With metals in sliding friction, in the surface layer (0.01-0.02 mm), ultrafine grained structures are formed, which to a considerable extent determine the tribological properties of the surfaces. The structures can be considered to be nanocrystalline structures (NCS): micro-fragments with large-angle boundaries are 5 to 100 nm in size.

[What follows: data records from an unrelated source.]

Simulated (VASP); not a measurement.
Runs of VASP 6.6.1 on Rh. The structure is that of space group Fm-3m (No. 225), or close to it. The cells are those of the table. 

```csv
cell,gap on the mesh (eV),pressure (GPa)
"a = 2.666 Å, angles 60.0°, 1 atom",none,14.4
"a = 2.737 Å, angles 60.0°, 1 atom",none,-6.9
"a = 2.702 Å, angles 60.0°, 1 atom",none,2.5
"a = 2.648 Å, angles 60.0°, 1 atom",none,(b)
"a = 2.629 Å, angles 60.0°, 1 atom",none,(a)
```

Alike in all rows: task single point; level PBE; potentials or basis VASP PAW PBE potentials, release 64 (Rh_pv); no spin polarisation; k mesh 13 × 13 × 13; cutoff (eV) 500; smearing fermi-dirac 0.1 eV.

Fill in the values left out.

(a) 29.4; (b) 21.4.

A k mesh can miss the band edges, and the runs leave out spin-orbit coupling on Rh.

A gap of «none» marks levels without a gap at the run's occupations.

The objects of investigation were the metallic materials with a wide concentration of manganese, having in initial state: BCC, HCP and FCC phases. To compare the obtaining results, the use was made of the tribological characteristics of NCS different alloys: Fe₉₀Mn₁₀, Fe₈₀Mn₂₀, Fe₇₆Cr₁₁Mn₁₃, Fe₆₀Mn₄₀, Fe_63.5Cr₁₈Mn₁₈N_0.5, Fe_68.3Cr₁₉Mn₁₀Si₂N_0.7 and Fe_61.2Cr₁₈Mn₂₀N_0.8, differing in phase composition, structure and value of the stacking fault energy. Tribological test were done at laboratory-scale plants in conditions of sliding friction for the steel-alloy and abrasive-alloy pairs.
The NCS alloys with HCP phase and NCS nitrogen-containing alloys with FCC phase possess low friction coefficients K and high abrasive wear resistance rates epsilon. In this alloys, the developed basal or planar slip characterized by a smaller quantity of the slip systems, condition the lowering of resistance NCS fragments rotation and, as a result, the improvement of tribological properties.
Thus, the essential lowering of friction coefficient K and intensity of adhesion wear Ih, as well as the increase in the abrasive wear resistance rate epsilon of NCS alloys with HCP phase and NCS nitrogen-containing alloys with FCC phase are mainly related to decreasing the quantity of slip systems in nanocrystals of these alloys (n=3). As a result, the dislocations slip to the boundaries of nanocrystals wore easier.